ATI and nVidia are fuxoring retarded, and they use each other's suffixes but in reverse. So if ATI say "I'm gonna use XT" as my "super duper A1 suffix" then nVidia will turn around and use XT as their "Supar A1 Budget el-cheapo-nasty flavour" to try and diffuse some of ATIs marketing material.

See?

Best thing is foregt all that stuff, and just work from thebenchmark results in the games you'll be playing.
 
From an earlier post of mine (cut and pasted here cause I'm lazy);


Simple way to think of the cards is this.

First number is generation, Second (or just the rest of the) number is the model and it's general position within that series, and finally the suffix letter combination is the Post Scriptum / variant of the model.

First number being higher usually means newer features (but that doesn't mean they are better than the older ones based on that alone)

Second number being higher usually means it's faster than those of lower number in this generation and mostly faster than lower numbers in previous generations as well. Usually equal numbers but new generation are faster too.

Suffixes are the hard part, but there's general rules for all manufacturers 'SE' means S-h*tty Edition or Sux Everywhere. But they've pretty muched stop naming cards that.

So you're left with ATi's and nV's own suffix combination.

ATi's general rule of thumb: SE<no suffix<GT<GTO<PRO<GTO2<XL<XT<XTX

nV's general rule of thumb: SE/LE<XT<no suffix<GS<GT<GTX<Ultra<GX2 (but nV has pretty much dropped Ultra [even though it was on the chips of the GF7800GTX-512]).

While these aren't hard and fast rules and there are some exceptions (R9500<R9600<R9800SE-128bit<R9600Pro<R9800SE-256bit<R9600XT<R9500Pro), that's about as clear as I think you'll find it (or I can make it) if you want to apply it generally, otherwise you're going to have to get each class compared.

----

And from the same thread Multipletic's illustration which adds clarity;

"I'll give you a quick example:

NVidia 7900 GTX

7 <-- Generation 7. More features than the previous generation.
9 <-- The higher the number, the more power it has.
00 <-- These two numbers doesn't matter in this case. (but can often be 50 instead of 00)
GTX <-- Higher model. Higher than a GT, or a GS, etc etc.

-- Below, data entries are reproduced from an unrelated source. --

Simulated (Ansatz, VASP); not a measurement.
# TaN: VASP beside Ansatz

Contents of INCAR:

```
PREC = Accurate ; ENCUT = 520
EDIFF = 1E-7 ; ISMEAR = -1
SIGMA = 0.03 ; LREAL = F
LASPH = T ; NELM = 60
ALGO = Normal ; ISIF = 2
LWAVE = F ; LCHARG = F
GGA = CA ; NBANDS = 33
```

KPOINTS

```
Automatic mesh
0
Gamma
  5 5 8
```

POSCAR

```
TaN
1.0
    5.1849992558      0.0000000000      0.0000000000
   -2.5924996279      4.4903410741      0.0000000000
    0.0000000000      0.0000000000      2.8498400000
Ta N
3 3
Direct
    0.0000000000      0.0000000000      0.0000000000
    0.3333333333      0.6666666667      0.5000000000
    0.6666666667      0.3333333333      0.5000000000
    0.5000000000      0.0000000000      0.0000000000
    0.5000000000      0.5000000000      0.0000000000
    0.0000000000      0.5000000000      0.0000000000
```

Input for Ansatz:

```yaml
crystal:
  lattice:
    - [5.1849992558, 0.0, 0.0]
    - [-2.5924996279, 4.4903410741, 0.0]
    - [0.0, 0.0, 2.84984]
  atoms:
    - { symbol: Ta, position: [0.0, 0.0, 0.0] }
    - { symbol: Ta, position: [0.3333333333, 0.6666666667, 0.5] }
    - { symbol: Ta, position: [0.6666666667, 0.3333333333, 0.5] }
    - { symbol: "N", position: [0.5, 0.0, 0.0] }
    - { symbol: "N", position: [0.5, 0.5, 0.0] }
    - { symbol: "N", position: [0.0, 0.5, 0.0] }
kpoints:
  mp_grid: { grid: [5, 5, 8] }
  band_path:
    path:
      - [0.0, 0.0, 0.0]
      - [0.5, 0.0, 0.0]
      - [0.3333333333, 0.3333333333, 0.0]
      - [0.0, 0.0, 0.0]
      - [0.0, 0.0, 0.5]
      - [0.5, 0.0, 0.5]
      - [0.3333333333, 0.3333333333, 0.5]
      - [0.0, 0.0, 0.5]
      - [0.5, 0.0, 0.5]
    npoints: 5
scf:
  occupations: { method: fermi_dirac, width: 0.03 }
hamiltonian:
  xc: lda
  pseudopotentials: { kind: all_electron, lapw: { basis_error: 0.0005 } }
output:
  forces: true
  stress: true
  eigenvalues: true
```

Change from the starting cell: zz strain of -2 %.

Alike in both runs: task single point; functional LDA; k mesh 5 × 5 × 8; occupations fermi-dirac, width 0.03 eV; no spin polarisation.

The general rule is that the medium range cards from the current generation have the same power (or more) than the high-end old-generation cards. Example: 7600GT = 6800Ultra --- 6600GT = 5900Ultra.
(It's not exactly like that, I'm just giving you an example)

Of course, the low-end current-gen cards are worse than the high-end old-gen cards. The 7300 series is worse than the 6800 series, and so on.[/i] "

----


The other thing to watch out for is reintroduced cards, lik the GF6200 refresh which has now been called the GF7100GS (shades of GF4MX imo) despite being the same chip. That kinda messes with attempts to understand things, but they usually fit within the ranges.

Something that is a good step towards understanding how everything shakes out is the VPU list at Adrian's RojakPot;

http://www.rojakpot.com/showarticle.aspx?artno=88

If you understand how the various components contibute to performance, then you can get a pretty good idea of where cards fit based on the specs in the list. But it's also not that easy as some cards look like they should have an advantage but don't.